Even the best companies have their skeptics.
If you're a regular reader of StreetAuthority, you've probably seen me recommend chip-manufacturer Intel (Nasdaq: INTC) before. In fact, I've even hailed it as one of the "10 Best Stocks to Hold Forever," as the company contains three key market-beating traits and a few future growth catalysts, which I'll show you in a moment.
"I am a new subscriber and novice investor. I appreciate your research, knowledge and acumen in your approach to purchasing equities, but I do have a question regarding your consistent recommendation of Intel.
"Other than the tremendous amount of cash that the company hordes, how can you recommend this purchase when PC sales are down 11% worldwide? I don't see a lot of growth potential with Intel in the foreseeable future. Thank you in advance."
Off the bat, Intel's consistent policy of buying back stock and paying a generous dividend are two major reasons for purchasing the stock.
For example, in Mebane Faber's book on shareholder yield, Mebane cites a study by Dartmouth University Prof. Kenneth French that covers all U.S. stocks from 1927 to 2010. Professor French sorted all U.S. stocks into high, low and zero dividend yield portfolios. He found that the high-yield and low-yield portfolios had an average annualized return of 11.2% and 9.1%, respectively. That's compared to just an 8.4% annualized return for the zero-yield basket of stocks.
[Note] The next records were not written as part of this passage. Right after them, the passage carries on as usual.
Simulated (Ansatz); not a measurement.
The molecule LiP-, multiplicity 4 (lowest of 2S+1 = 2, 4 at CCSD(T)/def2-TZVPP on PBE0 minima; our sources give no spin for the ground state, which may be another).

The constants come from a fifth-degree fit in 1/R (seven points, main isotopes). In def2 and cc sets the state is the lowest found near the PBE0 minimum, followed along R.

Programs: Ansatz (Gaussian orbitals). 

And as I wrote in that same essay, companies that buy back their own stock are market beaters as well.
A study of the top quarter of stocks in the S&P 500 ranked by buyback yield -- the value of net shares repurchased divided by market capitalization -- between 1982 and 2011 shows that the high-buyback firms generated annualized gains of 13.19% compared with 10.96% for the S&P 500. By contrast, stocks with the lowest buyback yield significantly underperformed the index, generating annualized gains of just 9.62% over the same holding period.
I've also explained in the past just how important R&D spending is for a company's future success. In a stock screen dating back to April 1993, I found unequivocally that innovative market leaders with a history of consistent spending on R&D and returning capital to shareholders have outperformed the broader market by a roughly 3-to-1 ratio over the past 20 years.
Just look at how much $10,000 would have grown in companies that have traits similar to these compared to the broad market over that time:
Intel has all three of these market-beating traits with a two-decades-long history of a) repurchasing its own shares, b) paying an ever-growing dividend and c) a history of consistent spending on R&D. And I'm confident it will continue using these practices well into the future. That's why it's on my list of Forever Stocks.
As of today, Intel offers a 4% dividend yield and has $4.2 billion available for future share repurchases which will help support the stock price going forward. And for the record Intel has repurchased about $90 billion of its own stock -- or 4.3 billion shares -- since 1990.
These are big reasons why its stock has returned over 2,590%, including dividends, since 1990.
From a fundamental standpoint, continued weakness in personal computer (PC) sales has been a headwind for Intel over the past year as the company has traditionally dominated the manufacture of processors for PCs. Unfortunately, Intel has not traditionally held a strong position in chips for tablets and smartphones, both markets that have seen extraordinary growth even as PC sales have languished.
But the second half of 2013 holds several upside catalysts for Intel. First, the company plans to launch a new processor that's cheaper to produce and should extend battery life in laptops. This chip could help to revive the ultrabook segment and boost Intel's sales. In addition, the firm's Bay Trail chip will power tablets that run Google's Android operating system, giving the company exposure to a rapidly growing market segment.
Don't underestimate a market dominator, either. Intel retains a more than 90% market share in chips used in servers. Demand for servers has been growing, powered in part by demand for servers at data centers. More data centers will need to be built in coming years to handle the increased Internet traffic caused by new trends such as cloud computing.
Finally, Intel is cheap trading at just over 12 times 2013 earnings forecasts. Expectations aren't high for the stock and analysts have downgraded their forecasts after the company's weak quarterly results released last month. But as a value play, it won't take much of an upside catalyst to send shares of Intel sharply higher.